If $(a,b)=1$ then prove $(a+b, ab)=1$.

Let $a$ and $b$ be two integers such that $\left(a,b\right) = 1$. Prove that $\left(a+b, ab\right) = 1$.

$(a,b)=1$ means $a$ and $b$ have no prime factors in common

$ab$ is simply the product of factors of $a$ and factors of $b$.

Let's say $k\mid a+b$ where $k$ is some factor of $a$.

Then $ka=a+b$ and $ka-a=b$ and $a(k-l)=b$.

So $a(k-l)=b, \ a\mid a(k-1)$ [$a$ divides the left hand side] therefore $a\mid b$ [the right hand side].

But $(a,b)=1$ so $a$ cannot divide $b$.

We have a similar argument for $b$.

So $a+b$ is not divisible by any factors of $ab$.

Therefore, $(a+b, ab)=1$.

Would this be correct? Am I missing anything?

Suppose that the gcd is not $1$. Then there is a prime $p$ that divides $ab$ and $a+b$.

But then $p$ divides one of $a$ or $b$, say $a$. Since $p$ divides $a+b$, it follows that $p$ divides $b$. This contradicts the fact that $a$ and $b$ are relatively prime.

Your jump from "$k\mid a+b$ with $k\mid a$" to $ka=a+b$ seems to be wrong. Just because $k$ is a factor of $a$ doesn't mean at all that the number of times it divides $a+b$ is exactly $a$. That seems to kill the rest of your argument.

Instead, here is an approach that doesn't mention prime factors at all. It starts from the well-known property that $(a,b)=1$ exactly if there are $p,q\in\mathbb Z$ such that $pa+qb=1$.

Square $pa+qb=1$ to get $$ p^2a^2 + q^2b^2 + 2pqab = 1 $$ If we can show that each of the terms on the left-hand side of this is an integer combination of $a+b$ and $ab$, then the right-hand side is too.

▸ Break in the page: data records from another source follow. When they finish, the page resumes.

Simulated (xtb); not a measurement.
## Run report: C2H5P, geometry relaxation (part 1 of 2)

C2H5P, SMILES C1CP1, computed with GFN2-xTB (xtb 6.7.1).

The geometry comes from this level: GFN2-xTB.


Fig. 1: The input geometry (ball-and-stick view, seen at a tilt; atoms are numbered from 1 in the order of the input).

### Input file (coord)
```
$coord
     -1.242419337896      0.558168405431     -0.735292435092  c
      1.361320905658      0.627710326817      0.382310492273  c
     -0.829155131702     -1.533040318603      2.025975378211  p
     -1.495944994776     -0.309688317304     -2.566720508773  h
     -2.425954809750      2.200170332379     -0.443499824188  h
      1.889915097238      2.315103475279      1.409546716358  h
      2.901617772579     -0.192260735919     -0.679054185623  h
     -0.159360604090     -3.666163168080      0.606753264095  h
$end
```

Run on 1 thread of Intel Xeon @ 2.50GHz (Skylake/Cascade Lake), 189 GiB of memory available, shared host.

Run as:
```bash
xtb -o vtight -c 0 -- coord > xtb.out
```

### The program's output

But $2pqab$ is clearly an integer combination of $a+b$ and $ab$ namely $0(a+b)+2pq\cdot ab$.

And $a^2 = a(a+b)-ab$, so $p^2a^2 = p^2a(a+b)-p^2\cdot ab$.

Similarly $q^2b^2 = q^2b(a+b)-q^2\cdot ab$.

Collecting everything, $(p^2a+q^2b)(a+b)+(2pq-p^2-q^2)ab=1$, so $(a+b,ab)=1$.